Mercator projection 10,119
Gall Stereographic projection 7,135
Equal Area maps:
Goode’s Homolosine projection 9,986
Bonne projection 6,753
Equidistant maps:
Sinusoidal projection 8,103
Equidistant Conic projection 6,975
Analog comparison
As a comparison, I measured the distance between Washington and Kabul using an old analog method. The tools required are a globe and a string. The measurement is simple as follows:
STEP 1. Stretch a length of string on the globe from Washington, DC to Kabul, Afghanistan as close as is practicable approximating the path along a great circle (Figure 4).
Figure 4.
STEP 2. Removing the string from the two points of the measurement, placing one end of the string at 0° lat, 0° lon, stretching it along the equator to obtain its length in degrees of longitude (Figure 5).
Figure 5.
STEP 3. Multiply the number of degrees measured by 69 miles.

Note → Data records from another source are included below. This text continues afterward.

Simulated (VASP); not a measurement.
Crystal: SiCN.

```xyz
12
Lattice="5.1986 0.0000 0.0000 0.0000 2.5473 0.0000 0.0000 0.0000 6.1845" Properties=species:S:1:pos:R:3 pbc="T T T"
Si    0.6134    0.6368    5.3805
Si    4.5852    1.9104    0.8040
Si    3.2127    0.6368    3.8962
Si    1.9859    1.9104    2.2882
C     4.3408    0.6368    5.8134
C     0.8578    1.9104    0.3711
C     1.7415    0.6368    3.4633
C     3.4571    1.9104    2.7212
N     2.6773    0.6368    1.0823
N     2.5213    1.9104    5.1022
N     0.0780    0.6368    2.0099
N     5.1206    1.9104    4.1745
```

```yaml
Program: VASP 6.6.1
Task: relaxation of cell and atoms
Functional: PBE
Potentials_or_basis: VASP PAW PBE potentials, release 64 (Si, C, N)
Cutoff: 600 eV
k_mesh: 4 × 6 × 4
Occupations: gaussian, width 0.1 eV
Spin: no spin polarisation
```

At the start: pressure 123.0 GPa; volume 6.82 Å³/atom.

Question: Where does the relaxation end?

For this operation, the distance the string stretched along the equator was approximately 100° of longitude. Multiplying 100 by the distance between 1° along a great circle (69 miles), the distance between Washington, DC and Kabul, Afghanistan is about 6900 miles (100 X 69 = 6900). This measurement is closer to the actual value between the two cities (6919 miles) than the measurement obtained from any of the projected maps, illustrating the dictum that the globe remains the truest representation of Earth.
ADDENDUM:
Of course, none of these provide the real method by which one would obtain the shortest distance to Kabul from Washington. For that there are these three steps:
(1) Have the CIA secretly train and arm thousands of Afghan fundamentalist jihadists (including Osama bin Laden) to defeat an occupying army of Russians during the 1980s.
(2) Allow the remnants of these jihadists to evolve into the ultra fundamentalist Taliban government during the 1990s.
(3) Feign surprise when these products of CIA training provide haven for terrorists with a deep abiding hatred for the products of U.S. foreign policy.
Follow these fool-proof steps and you’ll be in Kabul in no time.
Peace.
References
Alpha, Tau Rho and John P. Snyder 1982. The Properties and Uses of Selected Map Projections. Miscellaneous Investigations Map I-1402, United States Geological Survey. United States Government Printing Office, Washington, DC.
Birdseye, C. H. 1929. Formulas and Tables for the Construction of Polyconic Projections. Bulletin 809, United States Geological Survey. United States Government Printing Office, Washington, DC.
Christopherson, Robert W. 2006 Geosystems: An Introduction to Geography, Sixth Edition. Pearson/Prentice Hall, Upper Saddle River, New Jersey.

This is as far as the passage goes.